Dave Warby one step closer to breaking father’s world record


This is a story about a father-son rivalry on steroids.

Forty years ago, Australian motorboat racer Ken Warby became the fastest man on water when he powered across Blowering Dam in New South Wales at 511km per hour.

But his long-cherished world record could now be about to be broken – by his own son.

Dave Warby recently allowed 60 Minutes reporter Tara Brown and her team exclusive access to his critical and very dangerous test runs to prepare for his own world water-speed record attempt next year.

Dave Warby wants to beat his father’s record of being the fastest man on water. (60 Minutes)

A disability care worker by day, Dave said he has two inspirations to break the 40-year record: his “revolutionary boat”, Spirit of Australia 2… and his father.

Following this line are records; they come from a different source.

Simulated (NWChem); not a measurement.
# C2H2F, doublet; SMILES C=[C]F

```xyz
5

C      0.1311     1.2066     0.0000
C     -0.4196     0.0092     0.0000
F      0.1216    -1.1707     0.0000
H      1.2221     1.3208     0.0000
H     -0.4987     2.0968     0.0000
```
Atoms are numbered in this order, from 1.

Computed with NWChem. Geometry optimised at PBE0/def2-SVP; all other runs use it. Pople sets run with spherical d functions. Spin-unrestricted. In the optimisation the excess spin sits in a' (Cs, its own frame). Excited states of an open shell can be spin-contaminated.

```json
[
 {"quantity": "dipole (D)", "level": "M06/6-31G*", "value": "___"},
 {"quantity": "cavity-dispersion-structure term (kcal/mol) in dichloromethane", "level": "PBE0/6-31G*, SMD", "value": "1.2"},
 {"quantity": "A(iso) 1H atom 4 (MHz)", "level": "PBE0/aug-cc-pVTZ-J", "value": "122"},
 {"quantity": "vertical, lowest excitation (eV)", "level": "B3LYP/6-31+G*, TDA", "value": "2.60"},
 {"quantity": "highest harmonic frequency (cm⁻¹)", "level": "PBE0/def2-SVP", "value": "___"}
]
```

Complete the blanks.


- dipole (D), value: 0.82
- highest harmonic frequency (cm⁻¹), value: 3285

“You watch your father in a backyard build a boat. And he had boat racers, people around the world saying, ‘This guy will never do it,'” Dave told Brown.

He firmly believes growing up watching his father has given him the edge he needs.

“I know what designs work, what doesn’t work, what has killed people and what’s kept them alive,” he said.

60 Minutes reporter Tara Brown. (60 Minutes)

Dave has enlisted the help of experts and family support to help realise his childhood dream. They spend all their spare time working on Spirit 2 at a warehouse in the back-blocks of Newcastle.

Ken Warby’s original record-breaking boat – Spirit of Australia – was homemade, all the way down to a $65 scrap jet engine. So too is Dave’s Spirit 2 – powered by a next-generation fighter-jet engine.

Ken Warby in the 1970s with his homemade boat, made with a scrap jet engine. (60 Minutes)

Crew chief Phil Frawley, a former RAAF pilot, is among Dave’s hardcore supporters.  

“The boat is a vacuum cleaner at one end and a Bunsen burner at the other,” he joked.

Dave shrugs off the prospect of being killed in his attempt – as others have since his dad set the record.

Tara Brown and Dave’s crew chief (and former RAAF fighter pilot) Phil Frawley. (60 Minutes)

And it’s not hard to see where he gets his optimism from – after all, on the eve of his 1978 record run, Ken Warby was confronted by a reporter asking if he was happy with his 50-50 chance of survival.

“I think I’m going to be one of the lucky 50,” cracked Ken. “Not the unlucky 50.”

But still, he refused to let his son Dave watch his attempt – just in case. 

Forty years later, with Spirit 2 in the water at Blowering Dam one frosty August morning, Dave is determined to prove his boat, and himself, whatever the odds.

The Spirit of Australia II on Blowering Dam. (60 Minutes)

 “I don’t see (death) as a high chance, because I understand what I’m doing, how it works, and the approach,” he said.

“All those things keep you alive.”

But one factor the team hadn’t considered was recent high-water in the dam, causing an abundance of floating deadwood. Drones were deployed to spot the debris – and boats sent out to bring it in.

Ben Trollope was responsible for the Westpac Little Ripper drones tasked with the job.

A drone searches for debris over Blowering Dam. (60 Minutes)

“The smallest of sticks at 400km per hour feels like a massive log,” he told Tara Brown.

 But despite the meticulous debris recovery efforts, during an early test run, as Dave pushed through the 200km mark towards 400km per hour, his boat hit a branch at 377km per hour.

In what was described by Brown as a potentially “catastrophic” result, Spirit of Australia 2’s rudder was damaged.

Ken Warby monitoring Dave’s trial runs on Blowering Dam via Skype at his home in Cincinnati. (60 Minutes)

Swift repairs were carried out, but there would be time for only one more run. The tension ran high as Spirit 2’s fighter-jet engine ignited for the last time that weekend.

Watching from the shore with Tara Brown was one of Dave’s biggest fans, his partner Leesa.

“I think being his father’s son, I think only he truly understands that he has to do it,” she told Brown.

“It’s something he’s really been born to, I think.”

Tara Brown and Dave Warby’s partner, Leesa. (60 Minutes)

Then Dave opened the throttle on Sprit 2. Witnessing his final run, Tara Brown described it as “like a bullet being shot across the lake.”

And then the radio crackled. He’d done it. Dave had broken through 400km per hour – a feat few have achieved and lived. It was proof positive that he and his boat were record-ready, a fact acknowledged by his dad Ken in a Skype call from his home in the USA.

Ken said he’s had the record for “long enough” and that it was “time to hand it over”.

The Spirit of Australia II on Blowering Dam. (60 Minutes)

 “If there’s anybody in the world I want to have it, it’s my good-looking son!”